Search code examples
sqlpostgresqlsql-null

NULL NOT IN (Empty_Relation) of SQL query shows different behaviors on different engines


I try a query which test NULL NOT IN Empty_Relation on Postrgresql, Spark and I got different results.

select count(*) from
(select 1)
where null not in
(a empty relation)

Postgresql outputs 1. The other outputs 0.

I understand the NULL behaviour of NOT IN, but my the subquery is empty relation, this situation seems more interesting. There are a lot of posts discussing NOT IN but I don't find anything related to NOT IN Empty_Relation.

So my question is more like does ANSI SQL define this behavior or this is actually a grey area, both answers could be accepted.


Solution

  • tl;dr: PostgreSQL is correct.

    This is what the SQL specification says about this behavior:

    4) The expression RVC NOT IN IPV is equivalent to NOT ( RVC IN IPV )

    5) The expression RVC IN IPV is equivalent to RVC = ANY IPV

    So, NULL NOT IN (<empty relation>) is equivalent to NOT (NULL = ANY (<empty relation>))

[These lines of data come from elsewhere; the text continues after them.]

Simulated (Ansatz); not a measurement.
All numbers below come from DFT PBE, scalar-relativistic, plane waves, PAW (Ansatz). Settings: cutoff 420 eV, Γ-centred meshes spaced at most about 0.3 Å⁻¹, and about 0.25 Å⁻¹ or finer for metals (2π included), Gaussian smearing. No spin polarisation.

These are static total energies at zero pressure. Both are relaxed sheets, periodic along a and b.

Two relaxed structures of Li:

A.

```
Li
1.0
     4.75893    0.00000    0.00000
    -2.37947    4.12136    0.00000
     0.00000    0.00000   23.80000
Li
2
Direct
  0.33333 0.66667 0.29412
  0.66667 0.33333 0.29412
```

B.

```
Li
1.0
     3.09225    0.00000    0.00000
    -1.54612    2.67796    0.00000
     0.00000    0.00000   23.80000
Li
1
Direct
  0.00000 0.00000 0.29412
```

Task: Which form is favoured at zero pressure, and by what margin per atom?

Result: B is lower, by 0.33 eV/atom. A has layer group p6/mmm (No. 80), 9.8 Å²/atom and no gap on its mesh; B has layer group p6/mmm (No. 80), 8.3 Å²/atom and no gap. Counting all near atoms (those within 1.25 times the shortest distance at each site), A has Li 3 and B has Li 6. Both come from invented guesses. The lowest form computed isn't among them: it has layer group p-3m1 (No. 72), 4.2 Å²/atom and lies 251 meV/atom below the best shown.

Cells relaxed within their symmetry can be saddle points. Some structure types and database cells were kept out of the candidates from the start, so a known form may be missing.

    Then, it goes on to say:

    The result of R <comp op> <quantifier> T is derived by the application of the implied <comparison predicate> R <comp op> RT to every row RT in T.

    [...]

    d) If T is empty or if the implied <comparison predicate> is False for every row RT in T, then R <comp op> <some> T is False.

    (Note: <some> is either ANY or SOME -- they both mean the same).

    By this rule, since T is empty, NULL = ANY (<empty>) is False, so NOT (NULL = ANY (<empty relation>) is True.